Stop us if you've heard this one before, but VAR was at it again on Friday night during Sheffield United 1-0 West Ham.David Moyes' side were robbed of one of the most joyous phenomena in football, that glorious feeling of an injury-time equaliser away from home. Declan Rice, who was adjudged to have committed the handball in the build-up to Robert Snodgrass' goal, didn't hold back in his post-match interview. The England international claimed that every footballer wants the controversial system scrapped. Rice certainly wouldn't be alone in that. Fans up and down the country detest VAR and its failure to act in the spirit of the game. 

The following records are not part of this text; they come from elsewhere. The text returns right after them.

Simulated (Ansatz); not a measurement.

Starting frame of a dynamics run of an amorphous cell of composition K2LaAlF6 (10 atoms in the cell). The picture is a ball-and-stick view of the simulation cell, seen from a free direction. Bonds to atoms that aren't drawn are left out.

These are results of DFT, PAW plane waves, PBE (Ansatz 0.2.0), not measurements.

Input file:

In some cases, it's the laws themselves that are the problem, not the men stowed away in Stockley Park - case in point, West Ham's handball. 

The fact remains, if we went back to the good old days when we relied on human error, incidents like this wouldn't be happening every single week without fail. 

From punishing dubious offsides to picking up the most pedantic of handballs, VAR is killing the emotion of the game. 

That's why fans have taken matters into their own hands by producing anti-VAR t-shirts reading "it's not football anymore" - in the words of the song that has been doing the rounds at stadia up and down the Premier League in recent weeks. 

That's the more sanitised chant, anyway.

The bad news is that for all the protests, there are no plans to get rid of VAR. It's here to stay. 

The Premier League are reportedly unhappy with clubs' fury when they demanded for years that the technology be brought in - especially as for all its faults, VAR is simply applying the rules as they stand. Offside is offside, even if it's by a matter of millimetres. 

Supporters realise there is no need for it to be as complicated as that. There is bound to be more fuel added to the fire this weekend.